For weeks, Westminster watchers, tea-leaf readers, pollsters and pundits have been predicting that Manchester would be the final scene in the Shakespearean tragedy of Gordon Brown. The plotters would have summoned up enough nerve and the daggers woul
d go in back, front and sideways, leaving the corpse of the Brown premiership.

The plot has been bungled, the conspirators remain (at least, in public) a disaffected and dithering few and the Prime Minister will leave the conference with his skin intact, apart from a few pin-pricks. The soothsayers were wrong all along and there will be no major move against the leader – yet.

They said Brown would have to make the speech of his life to survive. Word from within the Brown bunker is that it will be "the most powerful and stirring he has ever made". Yet, whether it proves to be magnificent or merely adequate, Manchester was never going to be the finally decisive occasion it was built up to be. The battle for Brown's survival will be fought on his home ground in Fife.

Defeat in the Glenrothes by-election would really mean the end. Ministers would troop into Number 10, as Maggie Thatcher's Cabinet did, to tell him if he could not win a by-election in his own backyard, he has no hope of winning the next general election. Brown might try to shrug it off as another mid-term hiccup but resignations would follow.

Those Cabinet colleagues talk in code. Though they appeared to back Brown last week, it was hardly whole-hearted. You do not need the Enigma machine to decipher the real meaning of James Purnell: "MPs are entitled to do anything they want to." Or John Hutton: "My colleagues are right to say that the Government needs to do better."
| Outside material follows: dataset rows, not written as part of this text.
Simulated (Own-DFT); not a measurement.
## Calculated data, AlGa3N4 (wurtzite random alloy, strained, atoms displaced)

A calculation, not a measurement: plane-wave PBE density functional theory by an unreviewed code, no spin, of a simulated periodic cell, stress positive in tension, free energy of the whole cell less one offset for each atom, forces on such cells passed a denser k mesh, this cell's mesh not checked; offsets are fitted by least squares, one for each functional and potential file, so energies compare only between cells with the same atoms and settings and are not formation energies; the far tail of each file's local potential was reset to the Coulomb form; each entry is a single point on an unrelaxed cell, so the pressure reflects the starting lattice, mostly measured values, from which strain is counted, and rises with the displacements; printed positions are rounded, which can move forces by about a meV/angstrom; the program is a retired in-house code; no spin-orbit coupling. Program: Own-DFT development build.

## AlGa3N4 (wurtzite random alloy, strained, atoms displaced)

The enormity of the economic crisis has put Labour's petty-minded internal feuding into perspective. The 'Blair-faced assassins' have backed off and the discontent at ministerial and MP levels has dampened. Voters regard as shallow and selfish politicians who indulge in spiteful squabbles while families and the most vulnerable become increasingly desperate about day-to-day living.

Above all, the 'Anybody But Brown' brigade fail to realise the real truth: Gordon Brown's future is Labour's future. A full-scale leadership contest would become even bitchier and bloodier than the skirmishing we have already seen. The nation would not accept a new leader becoming PM without a general election, which would mean certain disaster with the latest poll showing the Tories on 52%, 28 points ahead of Labour.

The sensible strategy is for Labour to keep Brown and spend the next 18 months exposing David Cameron's appeal as the emperor's new clothes, disguising the fact that the Tories are policy-naked. Brown's former strategy adviser Spencer Livermore, who left Downing Street this year, says that instead of presenting it as a straight choice between the two parties, "we must make the next election a referendum on Cameron's Conservative party".

Cameron and Co must already be quaking with fear at the new campaigning organisation, Go Fourth – Campaign for a Labour Fourth Term. It has been formed, whether Brown likes it or not, by the Fearsome Four – John Prescott, Alastair Campbell, Dick Caborn (you may well ask "who?") and Glenys Kinnock – and its main aims are to "proudly defend the record of the Labour Government since 1997".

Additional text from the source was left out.